Commonwealth Court of Pennsylvania

April 25, 2017

School District of Philadelphia
v.
Commonwealth Association of School Administrators, Teamsters Local 502, Appellant

          Argued: February 7, 2017

          BEFORE: HONORABLE P. KEVIN BROBSON, Judge, PATRICIA A. McCULLOUGH, DAN PELLEGRINI, Senior Judge

          OPINION

          P. KEVIN BROBSON, JUDGE.

         The Commonwealth Association of School Administrators, Teamsters Local 502 (Association), appeals from an order of the Court of Common Pleas of Philadelphia County (trial court), granting School District of Philadelphia's (District) petition to vacate an arbitration award. For the reasons that follow, we reverse.

         The facts underlying this matter are not in dispute. The Association is a labor union that represents school principals and other administrators. The Association brings the instant appeal on behalf of Marla Travis-Curtis (Travis-Curtis), a former principal of multiple schools located in the District.
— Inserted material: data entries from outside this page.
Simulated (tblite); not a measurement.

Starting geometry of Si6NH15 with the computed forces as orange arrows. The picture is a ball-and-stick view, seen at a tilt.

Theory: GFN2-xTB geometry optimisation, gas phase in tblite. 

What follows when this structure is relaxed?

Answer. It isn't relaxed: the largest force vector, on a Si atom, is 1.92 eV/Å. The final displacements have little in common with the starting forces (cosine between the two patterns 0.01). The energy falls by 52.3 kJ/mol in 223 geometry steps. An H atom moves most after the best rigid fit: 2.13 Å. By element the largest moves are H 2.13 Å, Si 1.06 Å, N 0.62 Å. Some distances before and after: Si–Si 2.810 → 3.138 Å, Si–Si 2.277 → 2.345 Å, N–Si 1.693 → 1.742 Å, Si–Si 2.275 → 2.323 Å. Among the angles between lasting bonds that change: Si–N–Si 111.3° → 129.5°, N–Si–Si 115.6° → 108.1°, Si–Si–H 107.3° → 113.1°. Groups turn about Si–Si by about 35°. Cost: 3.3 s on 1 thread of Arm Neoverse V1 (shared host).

         Travis-Curtis was first hired by the District as a substitute teacher in 1985. She was hired as a special education teacher at Bok High School in 1991. She held several other positions within the District, including a counselor at Overbrook High School, an assistant principal at Finletter Elementary School, an assistant principal at Woodrow Wilson Middle School from 2002 to 2003, and a principal at Lamberton Elementary in 2003. The District appointed her as principal of Lamberton High School in 2011, where she served until 2013 when Lamberton High School closed permanently. From 2003 until 2013, she served as principal for both Lamberton High and Elementary Schools, and she continued as principal of Lamberton Elementary School[1] until her employment was terminated in 2015.

         Pennsylvania requires every school district to administer to its students a standardized examination called the Pennsylvania System School Assessment (PSSA). The PSSA measures students' competency in various academic subjects and is also used to rate faculties, administrators, schools, and districts based on the student bodies' performance. While principal at Lamberton, Travis-Curtis implemented stringent test security policies. Specially trained test coordinators deposited blank tests into a locked room, delivered the tests to classrooms immediately prior to testing, then retrieved the tests, sealed them, and returned them to the locked room until they could be sent out to be graded.

         In 2011, the Pennsylvania Department of Education (Department) conducted a statistical analysis which revealed a high number of instances where an incorrect answer on a standardized test was erased and the correct answer was marked instead, referred to in the analysis as "beneficial erasures." The Department instructed the District to investigate several of the identified schools, including Lamberton. Based on its investigation, the District concluded that the beneficial erasures at several schools, including Lamberton, were the result of improper conduct. Specifically, the investigation determined that school employees altered the tests in an attempt to bolster the school's overall performance on the PSSA. The District alleged that Travis-Curtis, who was the principal of Lamberton during the time covered by the analysis, actively participated in the improper conduct or knowingly allowed the conduct to continue. Alternatively, the District alleged that, if Travis-Curtis was unaware, she acted negligently by failing to discover and prevent such misconduct. On January 15, 2014, the District terminated Travis-Curtis' employment based on these allegations.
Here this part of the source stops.